Volusia and Sarasota Counties are operating under home-rule charters adopted pursuant to the general authority provided by Article VIII, s. 1(c), State Const. (the "1968 Home Rule Article"). The governments of Duval County and the City of Jacksonville, and other local governmental entities within Duval County, were consolidated into a single body politic and corporate — the Consolidated Government of the City of Jacksonville — by legislative acts adopted in 1967 (Ch. 67-1320, Laws of Florida, as amended) pursuant to the authority of the Jacksonville Consolidated Amendment to the Constitution adopted in 1934 (Art. VIII, s. 9, State Const. 1885, preserved and continued in force by Art. VIII, s. 6(e), State Const.). Section 1(g) of the 1968 Home Rule Article (applicable to Volusia and Sarasota Counties) delegates to counties chartered thereunder "all powers of local self-government not inconsistent with general law, or with special law approved by vote of the electors." However, the Jacksonville Consolidation Amendment merely authorizes the legislature to create a municipal corporation to have all the powers, rights, privileges, and obligations of a county as well as a city. Neither the Jacksonville Consolidation Amendment nor the 1968 Home Rule Article contains a provision similar to that found in the Dade County Home Rule Amendment. And, in the absence of such a constitutional inhibition, I have the view that the legislature is not prohibited from passing a claims bill applicable only to one of these counties (if enacted in conformity with the requirements of Art. III, s. 10, State Const., and if not prohibited under Art. VII, s. 10, State Const.). Cf. Benvento v. Board of Public Instruction, 194 So.2d 605 (Fla. 1967), involving a claims bill adopted by a special act applicable to Palm Beach County, which the court said in Dickinson was distinguishable.

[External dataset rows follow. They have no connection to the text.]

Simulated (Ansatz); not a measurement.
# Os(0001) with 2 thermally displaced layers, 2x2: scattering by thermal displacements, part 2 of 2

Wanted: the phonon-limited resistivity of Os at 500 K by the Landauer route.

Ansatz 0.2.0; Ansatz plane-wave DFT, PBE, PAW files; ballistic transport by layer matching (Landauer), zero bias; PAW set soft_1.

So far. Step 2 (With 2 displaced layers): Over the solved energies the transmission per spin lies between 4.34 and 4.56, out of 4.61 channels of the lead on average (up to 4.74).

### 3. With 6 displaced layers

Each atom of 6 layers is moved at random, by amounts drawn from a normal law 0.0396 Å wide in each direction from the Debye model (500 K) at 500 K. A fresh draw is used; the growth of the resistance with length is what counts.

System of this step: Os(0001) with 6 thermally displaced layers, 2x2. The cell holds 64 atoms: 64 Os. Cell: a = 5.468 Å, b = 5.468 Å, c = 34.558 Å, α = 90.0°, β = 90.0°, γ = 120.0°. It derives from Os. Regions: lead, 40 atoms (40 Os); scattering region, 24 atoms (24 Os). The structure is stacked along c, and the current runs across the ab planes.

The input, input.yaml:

However, insofar as Volusia and Sarasota Counties are concerned, such an act would not, in my opinion, become effective unless approved by the electors of the county. This conclusion is inescapable from the nature of the constitutional delegation of home rule power made by s. 1(g) of the 1968 Home Rule Article, which vests in counties operating under county charters adopted pursuant thereto "all powers of local self-government not inconsistent with general law, or with special law approved by vote of the electors," (Emphasis supplied.) and the basic principle of county home rule as a "redistribution" of the state's sovereign powers between the state and the county, with the right to legislate in fields of general statewide concern being reserved to the legislature and with the power to legislate in matters of local concern being delegated to the chartered county. Attorney General Opinion 071-109. This view is also in accord with the court's interpretation of the Dade County Home Rule Amendment, which in the respect here relevant provided merely that the amendment providing home rule for Dade County should not limit or be construed to limit the power of the legislature to enact "general laws which shall relate to Dade County and any other one or more counties" in the state (except as expressed therein). In S J Transportation, Inc. v. Gordon, 176 So.2d 69, 71 (Fla. 1965), relied upon in Dickinson, supra, the court said that the Dade County Home Rule Amendment was intended to give to the electors of Dade County "home rule or autonomy in affairs pertaining solely to Dade County," retain the supremacy of the Constitution and valid general laws, except as specifically provided therein, and retain in the legislature "the full authority to enact general laws affecting Dade and one or more counties." It concluded that a "reasonable construction of this constitutional scheme is that the Legislature no longer has authority to enact laws which relate to Dade County."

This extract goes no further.